Then add an entire head of escarole that’s been chopped into small pieces. (If you can’t find escarole another green will do.)

After seven minutes or so lower the heat to a simmer and gently add all the meatballs. (It’s very important that you not cook the meatballs at high heat, as this will toughen them.)

While the meatballs are simmering mix two eggs and around 1/2 cup of grated Parmigiano-Reggiano in a bowl.

After the meatballs have simmered for around five minutes slowly stir the egg and cheese into the soup (again, at a slow simmer, not a rolling boil).

The egg and cheese will cook immediately, so turn off the heat right after they have been fully incorporated, like so. That’s all there is to it; the soup is ready to serve right away.

Except that topping off each bowl of soup with a little extra grated cheese is totally the way to go and so I strongly urge you to do so.

Happy New Year everybody!

I hope.

Mom’s left hand

10 May

My mother’s meatballs brought people together. In a way, they still do.
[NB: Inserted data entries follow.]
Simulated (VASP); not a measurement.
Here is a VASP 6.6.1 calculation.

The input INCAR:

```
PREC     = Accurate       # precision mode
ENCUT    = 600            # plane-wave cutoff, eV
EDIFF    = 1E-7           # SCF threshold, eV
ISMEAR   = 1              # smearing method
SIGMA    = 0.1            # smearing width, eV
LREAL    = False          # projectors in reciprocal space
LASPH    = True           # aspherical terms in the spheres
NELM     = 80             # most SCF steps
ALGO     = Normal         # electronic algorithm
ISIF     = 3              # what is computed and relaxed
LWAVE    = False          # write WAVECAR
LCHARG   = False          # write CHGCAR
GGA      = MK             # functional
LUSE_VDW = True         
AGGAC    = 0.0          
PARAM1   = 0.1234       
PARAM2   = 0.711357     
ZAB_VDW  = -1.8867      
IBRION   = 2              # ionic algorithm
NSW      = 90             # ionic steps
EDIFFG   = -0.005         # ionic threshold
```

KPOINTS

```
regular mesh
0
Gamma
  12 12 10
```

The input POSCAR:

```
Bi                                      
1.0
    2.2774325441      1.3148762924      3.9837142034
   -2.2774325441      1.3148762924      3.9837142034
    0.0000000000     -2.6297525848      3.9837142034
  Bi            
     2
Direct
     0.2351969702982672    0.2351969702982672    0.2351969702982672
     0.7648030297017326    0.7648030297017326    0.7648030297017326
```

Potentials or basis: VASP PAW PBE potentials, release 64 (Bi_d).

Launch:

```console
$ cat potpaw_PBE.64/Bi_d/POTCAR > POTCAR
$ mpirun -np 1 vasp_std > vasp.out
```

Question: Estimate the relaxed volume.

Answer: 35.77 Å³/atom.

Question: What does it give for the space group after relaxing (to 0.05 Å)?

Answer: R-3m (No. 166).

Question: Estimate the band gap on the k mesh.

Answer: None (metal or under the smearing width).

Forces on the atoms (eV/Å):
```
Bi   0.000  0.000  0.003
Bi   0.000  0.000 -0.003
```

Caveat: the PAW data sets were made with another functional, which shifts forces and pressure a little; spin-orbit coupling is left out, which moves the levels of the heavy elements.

Cousin John an I were reminiscing just the other day, and when the subject of mom’s meatballs came up, as it sometimes will, tears formed in his eyes. John grew up in the apartment right above ours. On Sunday mornings he would come and visit Zia Mary, whose stovetop always overflowed with Sunday Gravy and sausage and braciole and, of course, plenty of meatballs.

“Hey Zia,” John would say to my mother, reaching for the plate of fried meatballs as he kissed her cheek. “Mmmm. Love you Zia, you’re the best.”

John’s mother Laura, not unlike all the other women in our family, was a wonderful cook, and made splendid meatballs. And yet my mother’s were everybody’s favorite. John, after all, wasn’t the only one who passed through our kitchen on Sundays. On a slow day, a dozen family members and friends might swing by. More often it was twice that many. We’re not talking holidays here, or just every once in a while. This was every Sunday.

I once asked my mother’s sister Anna what made mom’s meatballs so difficult to replicate. I knew that for decades Anna, Laura, everybody in our family attempted her recipe, to no avail. All my aunt could point to was one thing.

“It was her left hand, we’re sure of it,” Anna told me. “Nobody else used their left hand to form the meatballs, only your mother. So that has to be it.”

We were sitting at her dining room table, sipping coffee and eating Italian cookies that cousin Josephine had made.

“Laura used to get so angry at your mother,” my aunt said. “She even used her left hand once, but they still weren’t as good. She said your mother must not have given her the whole recipe.”

At this point Anna and I began to laugh uncontrollably. After we settled down she went to get another pot of coffee going, but first stopped at my chair and put both hands on my shoulders.

She didn’t say a word, but didn’t need to.

A mother’s memory had brought members of her family together once again.

Happy Mother’s Day everybody!

Pairing wines with meatballs

21 Sep

I would much prefer to be boiled in hot oil or eaten by hungry lions than to disagree with my dear uncle Dominic, but I am forced to admit that Gallo Hearty Burgundy is not the only wine worth drinking alongside a good meatball.

Sorry, Unc.

Don’t get me wrong. I have enjoyed many a bottle of the Gallo with my uncle. Hearty Burgundy is the only wine that you will find in Dominic’s home. Like his son, John, I gave up bringing other bottles for my uncle to sample long ago.

“That’s crap,” I once heard Dominic say about a more-than-respectable Barolo that my cousin had cracked open for his father’s enjoyment. “What do you want to drink that for when this (the HB now in his hand) is so much better?”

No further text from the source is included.